When Does Audio Become Separable?

Short answer: not when sources are sparse.
Long answer: keep reading.

Why I started thinking about this

In audio source separation, we often repeat a comforting story:

“Sources overlap less in the right representation, so we can separate them.”

It sounds reasonable.
It sounds mathematical.
It also sounds like something we’ve all said in talks without questioning too hard.

But at some point, I found myself asking a slightly annoying question:

If sparsity is really the reason separation works… why does the time domain fail so badly?

After all, every sample is just a sum of sources. Surely that’s the most overlapped place on Earth?

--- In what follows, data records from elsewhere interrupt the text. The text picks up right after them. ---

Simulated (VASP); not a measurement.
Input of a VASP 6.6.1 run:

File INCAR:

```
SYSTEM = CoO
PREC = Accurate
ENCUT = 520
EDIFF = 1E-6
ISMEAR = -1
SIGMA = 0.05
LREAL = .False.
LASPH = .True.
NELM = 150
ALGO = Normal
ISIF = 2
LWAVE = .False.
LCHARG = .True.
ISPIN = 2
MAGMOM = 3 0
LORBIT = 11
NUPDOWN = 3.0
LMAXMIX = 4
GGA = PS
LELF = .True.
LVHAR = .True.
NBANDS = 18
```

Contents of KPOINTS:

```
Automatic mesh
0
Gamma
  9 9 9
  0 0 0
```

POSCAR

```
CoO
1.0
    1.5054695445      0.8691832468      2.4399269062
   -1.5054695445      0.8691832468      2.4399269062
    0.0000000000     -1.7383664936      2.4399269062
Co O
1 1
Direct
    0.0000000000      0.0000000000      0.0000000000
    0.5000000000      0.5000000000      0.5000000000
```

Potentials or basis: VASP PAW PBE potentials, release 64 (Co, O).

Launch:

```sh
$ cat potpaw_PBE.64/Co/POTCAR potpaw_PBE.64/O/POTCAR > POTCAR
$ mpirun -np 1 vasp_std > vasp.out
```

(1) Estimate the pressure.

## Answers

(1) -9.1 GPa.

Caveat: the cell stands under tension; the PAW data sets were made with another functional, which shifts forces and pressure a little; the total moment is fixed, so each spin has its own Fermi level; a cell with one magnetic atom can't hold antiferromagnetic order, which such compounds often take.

This blog is the result of poking that question a little too hard.

TL;DR (for impatient readers)

Low overlap ≠ good separation
High overlap ≠ bad separation
Multi-resolution STFT dominates almost everything
Structure + resolution alignment matter more than sparsity
The time domain is sparse, honest, and completely unhelpful

If you want all the math, figures, and rigor, you can download the full technical report here:

Technical Report (PDF)

What I actually did (no deep learning harmed)

I deliberately avoided training any model.

No U-Nets.
No diffusion.
No “our method beats the baseline by 0.3 dB”.

Instead, I asked a simpler question:

If a representation were perfect, how well could it separate sources?

So I ran oracle ideal ratio masking experiments across different representations.

Data

I used MUSDB18HQ music stems: vocals, bass, drums, and other.

I mixed them in every reasonable way:

vocal–drums
vocal–bass
drums–drums (yes, chaos)
cross-track, within-track, everything

In total: 102 mixtures.

Important detail (that reviewers care about)

This is not instantaneous mixing.

Each source:

is convolved with a different room impulse response
is mixed at 0 dB SIR
has a bit of noise added

So yes, this is closer to reality than the whiteboard equation we all secretly hate (but still only close, not real! sadly, not adressing non-linearities!).

Representations I tested

For each mixture, I computed oracle masks in:

Time domain (sample-wise masking)
STFT (single resolution)
Multi-resolution STFT (MRSTFT)
- best resolution per mixture
- naive ensemble (averaging waveforms)
Constant-Q Transform (CQT)
Discrete Wavelet Transform (DWT)
Wavelet Packet Transform (WPT)
Scattering transform (overlap only, not invertible)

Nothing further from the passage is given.